The many health, economic, environmental, technological and geopolitical challenges we have witnessed over the past few years have radically changed the world. Before long, the world around us is likely to look radically different again. As a consequence, the way many of us think has also markedly changed.
How to respond to this new world is front and centre for every business leader and how to stay relevant when everyone’s priorities have significantly shifted is every business’ dilemma.
In a new global study carried out by Accenture Song we found that the vast majority (88 per cent) of business executives believe that customers and employees are changing faster than they can change their businesses. Moreover, there is a growing divide between what consumers need and value and what businesses offer. Bridging this gap, when life is becoming ever more complicated by external factors, will only be achieved if companies contribute meaningfully to people’s lives.
The study provides an interesting insight into what is happening with its dive into what we have termed, the ‘human paradox’. Six in 10 consumers (61 per cent) say their priorities keep changing because of external pressures. Two-thirds (69 per cent) of consumers globally who admit to behaving inconsistently think that paradoxical behaviours are both human and acceptable.
In general terms, customers are prioritising themselves but want to effect change for others. They will follow their personal values, but not at the expense of financial value. Put plainly, a consumer will seek to buy ethically farmed, sustainable beef but select the cheaper option, particularly in this inflationary environment.
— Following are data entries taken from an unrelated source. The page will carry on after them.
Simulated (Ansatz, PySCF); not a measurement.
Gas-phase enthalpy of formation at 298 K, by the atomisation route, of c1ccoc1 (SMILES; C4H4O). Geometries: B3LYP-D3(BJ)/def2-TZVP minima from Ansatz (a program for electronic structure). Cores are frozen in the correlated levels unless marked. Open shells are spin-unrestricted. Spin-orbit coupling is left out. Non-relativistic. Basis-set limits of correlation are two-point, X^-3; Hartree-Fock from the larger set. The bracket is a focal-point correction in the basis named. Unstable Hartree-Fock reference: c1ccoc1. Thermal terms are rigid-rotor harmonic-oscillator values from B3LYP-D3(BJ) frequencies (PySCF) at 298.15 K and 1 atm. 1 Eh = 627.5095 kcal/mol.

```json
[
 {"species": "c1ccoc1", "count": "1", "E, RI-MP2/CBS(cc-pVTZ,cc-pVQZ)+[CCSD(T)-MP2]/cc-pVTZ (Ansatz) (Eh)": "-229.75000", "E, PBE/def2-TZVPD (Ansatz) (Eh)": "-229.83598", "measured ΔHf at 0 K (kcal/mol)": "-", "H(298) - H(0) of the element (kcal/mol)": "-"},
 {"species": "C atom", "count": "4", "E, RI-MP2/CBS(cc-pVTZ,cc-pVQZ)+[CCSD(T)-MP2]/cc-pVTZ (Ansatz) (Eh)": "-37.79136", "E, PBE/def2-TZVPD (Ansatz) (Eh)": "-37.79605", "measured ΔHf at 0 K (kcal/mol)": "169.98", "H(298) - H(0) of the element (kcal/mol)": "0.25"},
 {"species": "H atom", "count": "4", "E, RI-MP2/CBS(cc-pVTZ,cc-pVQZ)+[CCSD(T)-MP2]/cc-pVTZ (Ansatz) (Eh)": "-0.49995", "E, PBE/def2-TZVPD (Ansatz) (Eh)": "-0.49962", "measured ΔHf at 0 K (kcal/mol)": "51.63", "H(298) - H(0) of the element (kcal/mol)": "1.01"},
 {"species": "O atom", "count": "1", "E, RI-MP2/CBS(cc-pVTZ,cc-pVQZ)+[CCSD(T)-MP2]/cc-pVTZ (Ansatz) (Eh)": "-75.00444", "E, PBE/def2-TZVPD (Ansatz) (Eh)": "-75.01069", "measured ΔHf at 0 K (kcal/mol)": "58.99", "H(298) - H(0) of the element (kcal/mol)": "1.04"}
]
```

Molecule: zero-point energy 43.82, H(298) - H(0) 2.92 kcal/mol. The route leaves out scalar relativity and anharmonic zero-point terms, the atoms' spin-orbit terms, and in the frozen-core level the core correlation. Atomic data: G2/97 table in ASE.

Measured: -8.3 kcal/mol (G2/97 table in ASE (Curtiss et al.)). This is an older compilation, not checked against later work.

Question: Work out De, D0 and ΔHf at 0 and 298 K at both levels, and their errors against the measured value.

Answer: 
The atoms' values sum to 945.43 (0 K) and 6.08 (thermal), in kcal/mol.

Customers want to be in control of their fate but also want to be guided to it and according to the research, two-thirds (67 per cent) expect companies to understand and address their changing needs during times of disruption.
This also translates to employees. Our latest Tech Talent Tracker shows the demand for critical skills such as AI, cybersecurity and quantum computing in Edinburgh and Glasgow is skyrocketing. Scotland’s creative and design skills are also much needed to support product and service transformation. Put together, there is stiff competition when it comes to attracting and retaining talent. The ‘human paradox’ study reasons that employees, like customers, should be viewed as ever-changing, ever-evolving individuals deeply affected by a variety of external influences.
This is particularly true as people try to reconcile their core values and sense of purpose with the demands and practicalities of everyday life. Only by understanding these contexts will businesses create the right environment to recruit, keep and nurture their staff.
The conclusion of the study is that the customer experience can no longer be simplified in a binary fashion. And while the report found nearly all businesses are struggling to stay relevant, it goes on to suggest that companies can embrace a more life-centric approach.
An example quoted is of a car owner, who enjoys having the car but is using it less because of spiralling fuel and insurance costs. A life-centric solution would be to offer insurance based on the number of miles driven. Another example given is how to ease access to credit at the point it’s needed or put customers with similar issues in touch with each other as part of a wider life-centric service. Acknowledging the new way of thinking in this way can lead to products and services which are both relevant and useful in the sense of having a purpose.
Given the weight of disruption that people are grappling with in their lives, businesses also need to know when to step back – to be conscious of situations where it’s inappropriate to attempt to retain relevancy. Being sensitive to when and not just how to be relevant will also be important.
By seeing people in their full lives, businesses will be prepared to serve them no matter what external forces are in play. Alive to the new way of thinking, addressing consumer values and connecting with them in new ways opens the door to ongoing growth and innovation. With this life-centric approach, businesses will be best positioned to meet the future—no matter what new challenges are sent our way.